2. Kubernetes Network Structure

After presenting some basic concept, now we can see basic structure of kubernetes.

2.1 Some points

I think we don’t need to present some details for the basic concept of k8s. Therefore, first, I want to make clear again, as we said above, in k8s the namespace is a space to hold all the Pods to make them isolated. This is similar with the basic usage of linux namespace, but linux namespace assign a separate IP, here in k8s, namespace not really effect on IP, so we will not consider k8s’s namespace here.

Each Pod assign an identical IP address

In k8s each Pod will assign an identical IP address, so that they can communicate by this identical IP address. For example in above picture, we can see

Inside Pod will share the same IP

Therefore, in above image, we can see in Pod1 there are two containers, container01 and container02. As IP of Pod1 is 192.168.101.1, the two containers share the same IP address as 192.168.101.1.

Service provides stable IP and tie with Pods

Service provides a an abstraction of a group of pods, allowing for load balancing and stable IPs/DNS for accessing pods. The Service abstraction (via iptables) ensures that traffic gets routed correctly.

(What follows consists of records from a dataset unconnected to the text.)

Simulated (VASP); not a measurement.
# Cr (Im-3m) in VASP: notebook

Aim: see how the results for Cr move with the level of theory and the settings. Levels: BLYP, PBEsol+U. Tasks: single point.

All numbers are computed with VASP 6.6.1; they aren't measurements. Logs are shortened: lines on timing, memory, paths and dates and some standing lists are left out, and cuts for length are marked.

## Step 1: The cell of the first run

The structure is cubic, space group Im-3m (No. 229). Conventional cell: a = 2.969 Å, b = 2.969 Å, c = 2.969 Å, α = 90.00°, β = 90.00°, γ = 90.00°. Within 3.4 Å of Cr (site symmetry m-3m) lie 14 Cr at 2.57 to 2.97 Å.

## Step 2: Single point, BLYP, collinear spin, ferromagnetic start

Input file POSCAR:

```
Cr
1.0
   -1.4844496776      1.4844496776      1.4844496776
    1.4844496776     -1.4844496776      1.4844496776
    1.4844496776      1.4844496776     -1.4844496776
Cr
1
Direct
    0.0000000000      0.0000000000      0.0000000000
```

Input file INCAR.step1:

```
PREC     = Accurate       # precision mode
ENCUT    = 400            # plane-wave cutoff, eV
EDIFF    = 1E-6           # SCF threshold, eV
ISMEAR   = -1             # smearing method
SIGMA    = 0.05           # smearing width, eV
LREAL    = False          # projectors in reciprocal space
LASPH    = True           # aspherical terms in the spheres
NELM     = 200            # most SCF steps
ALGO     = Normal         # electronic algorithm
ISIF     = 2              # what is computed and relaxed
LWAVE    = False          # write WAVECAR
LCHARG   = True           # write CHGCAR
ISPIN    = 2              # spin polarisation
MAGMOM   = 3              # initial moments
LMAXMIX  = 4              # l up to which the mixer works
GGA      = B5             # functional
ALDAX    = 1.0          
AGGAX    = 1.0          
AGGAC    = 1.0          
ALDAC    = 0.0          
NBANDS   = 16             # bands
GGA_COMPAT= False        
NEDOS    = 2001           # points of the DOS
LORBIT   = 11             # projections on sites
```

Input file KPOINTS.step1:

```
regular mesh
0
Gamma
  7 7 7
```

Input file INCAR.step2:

Iptables work on both inter-nodes and intra-node mode

Normally, iptables works at Layer 3 (Network Layer), but here we will see, it also involves in Layer 2 (Data link Layer) traffic flow, when dealing with a ClusterIP Service, iptables rules are set up by Kubernetes to handle Service to pod translation.

kube-proxy’s core responsibility is to manage iptables (or IPVS) rules that map Service IPs to pod IPs.

It handles load balancing and routing, making it possible for a single Service IP to represent multiple pods. kube-proxy rewrites packet destinations to ensure traffic reaches the right pod, even though the incoming request targeted the Service IP.

2.2 4 Scenarios

2.2.1 Inside Pod containers

The first scenario is the containers communication in the same Pod. According to the points list in the first part, we know that the containers in the same pod will share the same IP address, therefore they can access each other by using localhost:PORT.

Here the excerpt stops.